Saturday, August 16, 2008


by Christopher Keane

The act II climax is not always easy to mark but it's got one factor that establishes its reason for being. It's the lowest point in the story for the main character the bottom of the bottom of the barrel. In most situations, in real life, most people would give up their lives at this point, but not in a movie. The character can't go back and can't stay put, and looks as if he or she can't go forward either. BUT! Hamlet sees the play in which the player king pours poison in the ear -- a reenactment, Hamlet thinks, of how his uncle had killed his father -- and watches closely for his uncle's reaction... BINGO! There it is. He sees the twitch. Claudius, the bastard, did kill his father!

Hamlet's devastated. Not only did his uncle kill his father, but this also confirms that Hamlet';s own mother was having an affair with his uncle and she is a cocpnspiratpor. The worst possible situation is true!
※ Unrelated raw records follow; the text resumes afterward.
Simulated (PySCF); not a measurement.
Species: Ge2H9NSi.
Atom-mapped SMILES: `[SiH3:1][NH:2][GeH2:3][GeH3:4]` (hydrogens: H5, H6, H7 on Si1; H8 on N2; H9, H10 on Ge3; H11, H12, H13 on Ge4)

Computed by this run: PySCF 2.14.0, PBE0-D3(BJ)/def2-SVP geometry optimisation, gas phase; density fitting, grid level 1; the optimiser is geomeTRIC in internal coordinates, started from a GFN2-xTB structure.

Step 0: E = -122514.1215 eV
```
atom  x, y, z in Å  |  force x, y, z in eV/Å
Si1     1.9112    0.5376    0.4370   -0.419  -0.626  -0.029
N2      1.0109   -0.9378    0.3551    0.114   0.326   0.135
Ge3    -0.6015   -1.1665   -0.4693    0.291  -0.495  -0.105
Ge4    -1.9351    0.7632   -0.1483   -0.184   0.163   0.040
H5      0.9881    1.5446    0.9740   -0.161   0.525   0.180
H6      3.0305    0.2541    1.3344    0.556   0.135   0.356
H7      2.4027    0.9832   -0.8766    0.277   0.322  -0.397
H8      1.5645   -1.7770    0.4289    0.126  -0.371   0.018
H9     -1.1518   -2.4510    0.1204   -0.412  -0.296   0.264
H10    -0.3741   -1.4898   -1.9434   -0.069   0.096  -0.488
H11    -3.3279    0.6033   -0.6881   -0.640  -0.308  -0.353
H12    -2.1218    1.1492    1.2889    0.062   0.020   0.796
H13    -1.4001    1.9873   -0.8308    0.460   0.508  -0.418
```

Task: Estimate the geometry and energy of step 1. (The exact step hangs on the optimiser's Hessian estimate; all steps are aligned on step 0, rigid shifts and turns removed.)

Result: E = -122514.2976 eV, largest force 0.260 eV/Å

Hamlet never asked for this. He just came home oin Spring Break from college, for a little R and R. Now he's got his father, dead. His uncle did it. His mother did it. His girlfriend is half mad. The kingdom is in total disarray. And now he's got to kill his uncle, the king, and maybe - maybe? fuck all, real good chance of - losing his own life before he even gets to Claudius.

This is the moment when the main character knows what he has to do if he wants to solve the problem. But to do it he has to climb out of this pit, buckle up, fight all the forces telling him to go to sleep or run, and march up the perilous mountain (or through the deadly swapms) of Act III, all the while keeping focus (with all the other stuff going on), fight the tougest battle, physically and emotionally, that he or she has ever fought, and hopefully prevail, emerging with life intact, against all odds, and even wisdom and logic - because if she doesn't she will be (if she's not dead) condemned to be free to live the most awful life she could ever imagine.

So the climax at the end of Act II is that moment of decision that will launch youir character into the cesspool of Act III, without an assurance of anything except that if the journey is not made the alternative is too frightening to even consider.

Now there's where your character should be.

Talk about a climax.



How do I write thee? Let me count the ways.
Yeah, well, I’d rather write them than count them. But unfortunately some things take study and time and laborious exercise in the art of looking at a screenplay from different angles.
Three of them.
1. Angle One: You can look at the screenplay from the broad perspective: the story itself, the whole shebang, the biog noodle. From beginning to end. You can write it in a four-page mini-treatment, the four most exasperating, and necessary, four pages you’ll write ever.
Page One is the action of Act 1, down to and including Plot Point 1, on page 25, more or less.
Pages Two and Three hold the action of Act II, down to and including Plot Point II, in which the central character is at his or her lowest point in the story.
Page Four is action of Act III, down to and including the climax.
This is the overview.
2. Angle Two: You can look at a screenplay from a narrower perspective, the scene-by-scene movement from beginning to end. How one scene folds into the next, carrying with each scene emotion, motivaton, conflict, tension. Each scene is like a little screenplay.
It has a beginning, middle and end. The characters that walk into the scene carry with them agendas that do not match up with or agree with the others characters and their agendas. Thus we have conflict and tension.
So we’re moving from Angle One, the general, to Angle Two, the Specific.
3. Angle Three is where I wanted to get to in this long, roundabout way. Angle three is the in between angle. It’s not as broad as One or as narrow as Two. Angle Three has to do with The Sequence.
A lot of screenwriters write their screenplays using sequences right from the start. A Sequence is a cluster of scenes that usually take place in one general location, or area. The scenes all have to do with a specific event. Or place. Or moment.
Sequences are like strings of interconnected floating barges sailing across the sea of your story.
Each sequence has a beginning, middle or end. The sequence has a specific purpose. Like the opening Wedding Sequence in The Godfather. This sequence sets up the entire movie. We meet just about everybody we need to meet. The Family.
There are chase sequences, and more chase sequences.
In your screenplay you have a number of sequences. Watch out for them. They will save you so much time, make your work so much better. Learn the secret of sequences.